A Starling Insights Deeper Dive Report

Supervisors on Supervision

— Chapter Two Preamble —

by Sir Paul Tucker

Research Fellow at Harvard Kennedy School’s Mossavar-Rahmani Center for Business and Government.

Dec 15, 2025

Deeper Dive

The public image of finance and financiers, on both sides of the Atlantic, is poor. Perceived as cynical about customers and the rules of the game, they parade as Homo economicus in a world of caveat emptor, buyer beware. But bailed out by taxpayers in 2008, again in 2023, and countless times in the past, this supposed embodiment of the free-market spirit turns out to be semi-socialised when things go wrong. No wonder people are fed up.

Who wouldn’t like to keep the upside while laying off the downside? Only the few get so lucky, however. Worse, they can effectively self-select by taking systemic risks.

Legislators and regulators are supposed to do something about all this but find an accommodating climate only when memories of a crash are both fresh and publicly salient — conditions met after 2008 but, sadly, not after the 2023 debacles. Otherwise, they have a tendency to bend to cries that crimping finance would hurt economic growth and efficiency, in which there are degrees of truth. 

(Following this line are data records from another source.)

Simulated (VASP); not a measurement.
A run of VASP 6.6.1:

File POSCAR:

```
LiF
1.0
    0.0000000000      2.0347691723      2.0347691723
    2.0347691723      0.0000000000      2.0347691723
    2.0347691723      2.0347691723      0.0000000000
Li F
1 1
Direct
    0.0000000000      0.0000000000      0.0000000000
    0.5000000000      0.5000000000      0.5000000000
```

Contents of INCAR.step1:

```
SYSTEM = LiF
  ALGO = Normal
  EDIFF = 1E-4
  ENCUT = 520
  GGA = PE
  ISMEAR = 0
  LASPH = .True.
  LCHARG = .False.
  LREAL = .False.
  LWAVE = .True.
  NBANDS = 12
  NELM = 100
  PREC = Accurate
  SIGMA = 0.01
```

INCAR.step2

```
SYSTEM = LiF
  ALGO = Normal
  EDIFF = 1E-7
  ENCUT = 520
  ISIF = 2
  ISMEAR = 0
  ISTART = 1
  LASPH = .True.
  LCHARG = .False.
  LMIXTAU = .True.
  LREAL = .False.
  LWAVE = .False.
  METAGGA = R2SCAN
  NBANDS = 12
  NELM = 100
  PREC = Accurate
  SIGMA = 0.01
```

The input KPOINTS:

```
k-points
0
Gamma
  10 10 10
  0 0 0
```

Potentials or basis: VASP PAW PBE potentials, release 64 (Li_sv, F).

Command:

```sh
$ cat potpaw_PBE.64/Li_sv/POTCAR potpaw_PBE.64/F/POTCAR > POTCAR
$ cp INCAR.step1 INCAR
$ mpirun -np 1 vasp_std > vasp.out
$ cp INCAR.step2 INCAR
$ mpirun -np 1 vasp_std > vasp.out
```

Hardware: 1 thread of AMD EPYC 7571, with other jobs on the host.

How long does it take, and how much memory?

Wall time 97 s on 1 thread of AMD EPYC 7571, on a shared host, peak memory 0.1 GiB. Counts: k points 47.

Even when the authorities do introduce good policies, they not infrequently fail to stick to them. In Switzerland, when Credit Suisse finally imploded, having as one journalist put it “managed to scandalise itself out of existence,” it turned out the Swiss were not equipped with adequate resolution and lender-of-last-resort policies and plans. Other centres — Washington DC, London, Frankfurt, Brussels — had either not noticed or could not make a difference.

In the U.S., meanwhile, the Federal Reserve and the Federal Deposit Insurance Corporation had deliberately exempted large regional banks from group resolution planning, despite their top brass being publicly warned by colleagues and outsiders that they did not have adequate plans if any of these wholesale-deposit-dependent businesses toppled over. Compounding what was perhaps the most egregious failure in banking system oversight in recent decades: U.S. prudential supervision had been publicly deprioritised.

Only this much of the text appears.